This review was written for Horace’s Nintendo Switch release.
Horace is a story about a friendly robot on a quest to clean one million things. Except it’s not that simple. It’s never that simple. This is a glorious melting pot of beautiful artwork, clever references, and inimitably British humour all tied together by some rather hardcore platforming levels.
It was released in 2019, making its way to Switch in October last year, thus further confirming the handheld/home console hybrid’s true nature as an amazing portable indie game machine. And Horace is amazing – it is! The story is beautifully told, the gameplay is tight, and it has a heart of gold. It’s hard not to cheer for our gentle tin man as he jumps, dashes and… randomly inflates himself across the world. He’s a nice bloke, despite the overwhelming sense that most of the people around him just want to take advantage. There’s a lot of dark undertones to Horace, but they’re never lingered upon for long enough to subtract from the whimsical face it presents..
I was in love with Horace within moments. The mix of pixel art, chiptuned classical music and heartwarming, offbeat storytelling was speaking my language. It’s a slow start – the fundamentals of movement, layering new techniques in one at a time, getting you slowly acquainted with the Meat Boy-esque “Die all the time, revive very quickly” mechanics. The pacing is excellent, presenting you with new upgrades just as you think you might have a proper handle on the game’s flow, constantly disrupting and rejigging the game’s complexity. Probably the most significant and impactful change is the very first one, though – a pair of shoes that let Horace walk on walls and ceilings.

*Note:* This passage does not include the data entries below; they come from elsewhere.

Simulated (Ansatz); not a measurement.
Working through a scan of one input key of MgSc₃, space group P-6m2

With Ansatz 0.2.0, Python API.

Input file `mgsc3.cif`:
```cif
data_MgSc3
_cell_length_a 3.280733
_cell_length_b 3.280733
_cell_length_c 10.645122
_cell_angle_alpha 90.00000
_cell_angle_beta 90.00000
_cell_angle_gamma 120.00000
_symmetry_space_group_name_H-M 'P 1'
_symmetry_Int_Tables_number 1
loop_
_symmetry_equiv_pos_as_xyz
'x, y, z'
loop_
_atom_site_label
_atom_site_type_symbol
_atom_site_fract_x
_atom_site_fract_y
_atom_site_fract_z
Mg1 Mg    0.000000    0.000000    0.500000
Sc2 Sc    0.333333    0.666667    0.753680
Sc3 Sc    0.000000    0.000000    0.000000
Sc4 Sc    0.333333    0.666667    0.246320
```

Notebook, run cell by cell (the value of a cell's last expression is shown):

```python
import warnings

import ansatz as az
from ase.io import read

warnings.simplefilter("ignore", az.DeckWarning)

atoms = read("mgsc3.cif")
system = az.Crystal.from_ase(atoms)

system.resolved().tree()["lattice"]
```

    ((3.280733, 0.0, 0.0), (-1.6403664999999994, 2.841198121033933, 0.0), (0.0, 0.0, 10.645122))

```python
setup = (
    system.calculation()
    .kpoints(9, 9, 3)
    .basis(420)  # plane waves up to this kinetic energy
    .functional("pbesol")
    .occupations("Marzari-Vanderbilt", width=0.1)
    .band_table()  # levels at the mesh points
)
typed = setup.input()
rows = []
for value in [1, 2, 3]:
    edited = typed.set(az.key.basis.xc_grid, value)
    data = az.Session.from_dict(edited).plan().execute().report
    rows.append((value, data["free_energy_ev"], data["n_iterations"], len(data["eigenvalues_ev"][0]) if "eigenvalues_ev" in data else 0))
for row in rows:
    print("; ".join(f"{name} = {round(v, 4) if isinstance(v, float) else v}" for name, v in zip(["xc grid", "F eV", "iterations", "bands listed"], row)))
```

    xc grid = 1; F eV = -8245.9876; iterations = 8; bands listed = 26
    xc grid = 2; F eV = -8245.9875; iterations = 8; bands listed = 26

The levels – and eventually the ingenious bossfights – revolve around this. It takes a little while to wrap your head around, but when it eventually clicks, the sense of momentum is extraordinary. Enemy in the way? Just jump onto the goddamn ceiling and scoot the hell away. It’s essentially like giving the player the power to rotate the levels at will, and it’s used to maximum effect. Without spoiling anything, it gets mixed up with the other powers beautifully, often presenting the player with surprising challenges that look obscure at first but become incredibly simple in theory once you’ve got the gist of it.
Simple in theory. That’s the important part. Because for all the work Horace’s wit and charm does to delude you, to make you think that this game is your friend and it wants nothing more to elicit a good chuckle, it does eventually decide that you can go fuck yourself. It’s a tricky game – the instant revive does a lot to alleviate frustrations while you figure things out but as you progress the difficulty just slowly upticks to the point where I was no longer enjoying the challenge. The sometimes disorienting designs of the maps don’t help matters either – I spent about twenty minutes perfecting one section only to realise I was doing it in the wrong direction all along.
Fail enough times and the game condescendingly gives you a shield, and I accepted it every time with the energy of a man choosing methadone over heroin. I’m not sure it’s really a criticism. I’m sure many of the people reading this would be able to walk through Horace’s later challenges without breaking a sweat, and I think to an extent I was just feeling like that adorable robotic little bastard had led me on. “Yes, come here, laugh at the vintage British humour, enjoy my zany powers” He chirped, before grabbing the back of my face and ramming my face into an industrial cheesegrater repeatedly.
My possible trauma aside, Horace is a really great platforming experience. It pushes the boundaries of what we know the genre can do in terms of gameplay and storytelling, and even if you’re a bit of an incompetent fat-finger like me, you should definitely give it a go. You might not be able to finish it, but you’ll be enchanted by what you see.